Everybody needs a little help sometimes. If it's getting harder to manage, you may be able to get the extra care and support you need through social care.

 

What kind of homecare support is available?

There are lots of homecare services available, depending on what you need. Your local authority will decide if you're eligible for these services, or for home carers or a personal assistant. The kinds of services available to help you in your own home include:

  • getting in and out of bed

  • bathing and washing

  • preparing meals

  • cleaning

  • fitting equipment and adaptations to your home, such as stairlifts and bath seats

  • going to a day centre

 

There are many benefits to choosing homecare. Homecare is a lot more flexible, offering different levels of care without long-term commitment.

What's the process?

Arranging homecare ideally starts with getting an assessment of your care needs by your local council.

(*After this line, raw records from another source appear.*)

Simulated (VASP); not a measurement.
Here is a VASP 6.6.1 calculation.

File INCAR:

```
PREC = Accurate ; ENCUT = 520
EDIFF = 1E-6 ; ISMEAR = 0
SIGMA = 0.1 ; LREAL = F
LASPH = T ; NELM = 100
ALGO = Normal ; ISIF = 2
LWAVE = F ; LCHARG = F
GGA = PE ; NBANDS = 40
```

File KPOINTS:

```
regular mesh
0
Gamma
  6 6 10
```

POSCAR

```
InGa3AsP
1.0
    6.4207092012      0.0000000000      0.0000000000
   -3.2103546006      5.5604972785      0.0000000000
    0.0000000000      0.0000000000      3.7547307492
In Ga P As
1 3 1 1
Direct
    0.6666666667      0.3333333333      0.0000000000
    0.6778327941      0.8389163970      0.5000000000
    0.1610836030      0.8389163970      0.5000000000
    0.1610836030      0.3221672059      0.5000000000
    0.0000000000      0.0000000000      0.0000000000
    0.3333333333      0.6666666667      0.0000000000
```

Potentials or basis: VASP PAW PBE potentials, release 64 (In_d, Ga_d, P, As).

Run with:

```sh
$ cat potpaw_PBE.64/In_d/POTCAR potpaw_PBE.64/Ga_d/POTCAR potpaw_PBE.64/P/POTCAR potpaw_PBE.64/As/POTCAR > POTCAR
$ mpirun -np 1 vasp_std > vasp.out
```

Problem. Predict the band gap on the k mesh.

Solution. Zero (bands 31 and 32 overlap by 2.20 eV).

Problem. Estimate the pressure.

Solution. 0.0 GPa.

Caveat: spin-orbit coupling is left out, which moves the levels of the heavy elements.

There’s no charge for this and you’re entitled to one regardless of your income and savings.

After your assessment, your local council will provide a written care plan if you are eligible for support, or will give you advice and information on your other options if you do not meet the criteria for help.

We have a fuller explanation of the care needs assessment, detailing what it includes and the needs that are then eligible for help from social services

Will you have to pay for care services at home?

Most local councils charge for the services they provide in your home. Some place an upper weekly limit on the amount you have to pay.

Before charging you for services, your local council must work out how much you can afford to pay and this amount should leave you with a reasonable level of income.

Check your local council’s website for their charging information

Can you arrange my own homecare?

If you’re assessed as needing community care services you may be able to choose something called direct payments.

These are regular payments paid by the council directly to you or a person you trust and allow you to buy and arrange your own care.

Alongside direct payments, the Government has introduced personal budgets which aim to give people more choice and control over how they arrange and pay for their social care services.

You only need a little help with housework and gardening. Is there any help available?

Most local councils don’t provide support if you just need a helping hand with your housework, gardening or shopping.

It may still be a good idea to get an assessment by your local council to discuss your options, even if they are not able to help with these tasks.

Where shouldyou look for help if you're arranging homecare myself?

Your local adult social services department should be able to provide you with details of approved private agencies.

Ask friends or relatives for recommendations.

What should you do next?

However you intend to pay for your care and the type you get, it's important to arrange that assessment of needs.

What it does is put in black and white your situation at a certain time. You can then be reassessed later to see if anything has changed.